"LE PETIT CHAPERON ROUGE "- LE PRÉAU, VIRE, FRANCE

The story of Little Red Riding Hood. One girl stands in front of a microphone and introduces the story. The others perform the tale meanwhile. Little Red Riding Hood is a beautiful girl. She is very loved by her mother and her grandmother. Her grandmother is sick right now, so she is supposed to bring her a pot of butter. She gets on an imaginary bike and rides through the forest. The staging is light, funny and naive. Trees fall down in the background, Little Red Riding Hood's bicycle squeaks like frogs and she prefers to discuss with the wolf than to be scared of him.
And then I get scared.
The group of girls forms a semicircle, Little Red Riding Hood, now played by another, steps into the middle. A voice talks at her, "you have everything, a plan for the future, people who love you, a boyfriend, you're good looking, charming, you have everything." But all I see is a weight, an intangible pain on their shoulders. "Smile at life and life will smile back."
This is not the story of a slightly more modern interpretation of Little Red Riding Hood. Every woman here is Little Red Riding Hood.
We are defenseless. Whether on the bus at night, drunk, whether in the shoe store, at work.
We are all forced to walk through the forest. And it doesn't matter if a safe home is waiting for us. Danger lurks everywhere in the forest, the forest is everywhere. And it's not us who should learn to protect ourselves, it's the world that should learn to protect us.

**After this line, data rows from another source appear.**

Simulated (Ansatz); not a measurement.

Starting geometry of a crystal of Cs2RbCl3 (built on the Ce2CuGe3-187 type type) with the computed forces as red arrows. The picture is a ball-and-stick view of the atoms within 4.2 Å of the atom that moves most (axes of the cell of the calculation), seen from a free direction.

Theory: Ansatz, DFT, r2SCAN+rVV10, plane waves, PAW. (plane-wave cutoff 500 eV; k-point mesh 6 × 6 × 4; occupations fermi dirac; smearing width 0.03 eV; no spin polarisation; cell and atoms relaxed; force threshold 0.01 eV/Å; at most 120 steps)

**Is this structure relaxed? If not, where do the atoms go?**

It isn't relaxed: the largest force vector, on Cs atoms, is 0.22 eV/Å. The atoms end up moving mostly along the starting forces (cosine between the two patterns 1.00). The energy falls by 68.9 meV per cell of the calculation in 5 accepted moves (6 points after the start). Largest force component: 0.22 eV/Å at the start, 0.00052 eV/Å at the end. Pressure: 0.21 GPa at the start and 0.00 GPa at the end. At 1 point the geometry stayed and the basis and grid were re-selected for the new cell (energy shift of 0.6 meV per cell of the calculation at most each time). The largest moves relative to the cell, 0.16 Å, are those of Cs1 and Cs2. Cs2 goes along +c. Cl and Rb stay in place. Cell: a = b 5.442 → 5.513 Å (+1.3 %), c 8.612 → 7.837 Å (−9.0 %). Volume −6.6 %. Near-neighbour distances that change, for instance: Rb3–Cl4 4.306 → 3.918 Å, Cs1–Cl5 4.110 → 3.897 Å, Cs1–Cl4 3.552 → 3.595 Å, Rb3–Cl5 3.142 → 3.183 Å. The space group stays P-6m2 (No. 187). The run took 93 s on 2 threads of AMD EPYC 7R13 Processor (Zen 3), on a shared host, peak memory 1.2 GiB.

"Anger, anger." The group of girls has gathered in a cluster. My ears hurt, so much pain, so much sad power. The voices grow louder, scenes of violence. Words about ripping off clothes, wet kisses, cold spit on skin, blood running, grabbing hands on breasts, having lost access to the body through a dull stupor of shock.
A girl steps out of the cluster. She has tears in her eyes. Her words are fragile, cut like glass, splintering through the silence that is neither warm nor cold: "Look at yourself, really look at yourself." No matter how many times you feel you've overcome it, healed your wounds, are no longer vulnerable. It will catch up with you. You are vulnerable. It happens and it will happen again.